“Consolidation amplifies inflation,” noted Washington Monthly senior editor Phillip Longman in his recent cover story for the July/August issue, “It’s the Monopoly, Stupid.” Longman wrote that when there are “so few players” in an industry, “it is easy to coordinate prices and output just by sending signals to one another in public.”
President Joe Biden has embarked on an aggressive antitrust agenda to combat such excessive consolidation, spearheaded by Lina Khan, chair of the Federal Trade Commission, who has contributed to this magazine. In her first year, as directed by an executive order from Biden, Khan has focused on creating new rules to promote fair competition. Her plan has been a little slow to launch. Democrats only secured a majority of the FTC commissioners this past May. With that majority, rule making is expected to quicken, although Biden and Khan could still be thwarted by a conservative Supreme Court skeptical of executive branch agencies asserting rule-making powers.

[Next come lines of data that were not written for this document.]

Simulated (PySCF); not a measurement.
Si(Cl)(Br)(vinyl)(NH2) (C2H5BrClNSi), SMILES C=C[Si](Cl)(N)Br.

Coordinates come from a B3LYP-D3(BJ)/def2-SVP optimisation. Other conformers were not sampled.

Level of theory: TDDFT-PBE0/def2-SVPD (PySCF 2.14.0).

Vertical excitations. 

But there’s one program already being implemented that’s helping small businesses compete against behemoth corporations. Most surprisingly, it’s being carried out by a holdover from the Trump administration: Postmaster General Louis DeJoy.
In his 10-year “Delivering for America” plan, DeJoy included the idea for “neighborhood businesses access to local drop points and local services for same day or next day delivery.” Dubbed “USPS Connect Local,” the service launched in February, starting in New York City, and has continued to spread across the country.
USPS Connect Local provides businesses with next-day local deliveries, as well as same-day service and Sunday delivery in select locations. Businesses can prepare packages for fast local delivery by paying postage and printing labels with the “Click-N-Ship” app, then bringing them to the post office or, in some locations, arranging for pickup. According to a USPS spokesperson, the service is already available in 2,416 offices across 3,680 zip codes. USPS Connect Local should be in all 50 states by the end of September.
Eric Cortellessa reported in the Washington Monthly last year that “dozens of current and former USPS officials and industry analysts” saw “fast, local shipping” for small businesses as a tantalizing opportunity. If consumers “can start ordering from their local mom-and-pop stores and get the products delivered to them as quickly as if they ordered from Amazon,” he wrote, then that will help small businesses withstand the pressures from their bigger rivals, as well as help the USPS withstand the pressures from Amazon.
DeJoy, however, remains a polarizing figure. The heart of his 10-year plan is slower service to cut costs, which many Postal Service advocates worry will make the nearly 250-year-old USPS less competitive with private carriers and ultimately undermine public support. Last month, after Biden installed enough appointees on the USPS Board of Governors to compose a majority, Democratic Representative Bill Pascrell of New Jersey called on that majority to immediately fire DeJoy.
Yet DeJoy is still in charge. Biden appointees may be the majority, but one of the new appointees is a Republican, as no more than five of the nine presidential appointees can be of one party, and Donald Trump had previously appointed a Democrat. An analysis by the Revolving Door Project, a progressive group highly critical of DeJoy, concluded that only two of the nine appear supportive of his ouster.
And at least when it comes to USPS Connect Local, protectors of the public postal service, who have been skeptical of DeJoy, like what they see.
When DeJoy first took over as postmaster general in May 2020, American Postal Workers Union President Mark Dimondstein was unnerved that service cuts were implemented without first listening to the perspective of the workforce. As he told The Washington Post later that year, “You’ve been there less than a month. Wouldn’t you want to get the opinion of the unions and the mailing community on what might happen if you cut service like this? He never talked to us or sought our input.” And last year, when DeJoy announced plans to close 18 processing facilities, Dimondstein sharply criticized the move as “a slap in the face of postal workers.”
But in an interview, Dimondstein told me that he was upbeat about DeJoy’s support for next-day and same-day local business package delivery. “He has some—and maybe at times too much—but he has some needed emphasis on package growth,” Dimondstein said. USPS Connect Local, he added, “fits into growing the business, bringing in more revenue, and finding some new creative ways to better serve the people of the country.” Asked if that meant DeJoy isn’t trying to undermine and privatize the USPS, Dimondstein replied, “What the [Postmaster General’s] motivations are—beyond having this new product and bringing in new business—I can’t tell you. But we’re certainly rowing in the same stream, so to speak, that these kinds of products are important to roll out.”
Biden has adopted an antitrust agenda, but any successful antitrust battle must be waged on many fronts, industry by industry, with new laws, rules, and litigation. Significant resistance can be expected from deep-pocketed corporate lobbies, which conservatives in the judiciary may well back up. In other words, quick, easy, and impactful victories are hard to secure. But USPS Connect Local is here, helping small businesses overcome suffocating monopolistic trends. Whether or not DeJoy remains in his post, fast local delivery for local businesses from your local post office should be here to stay.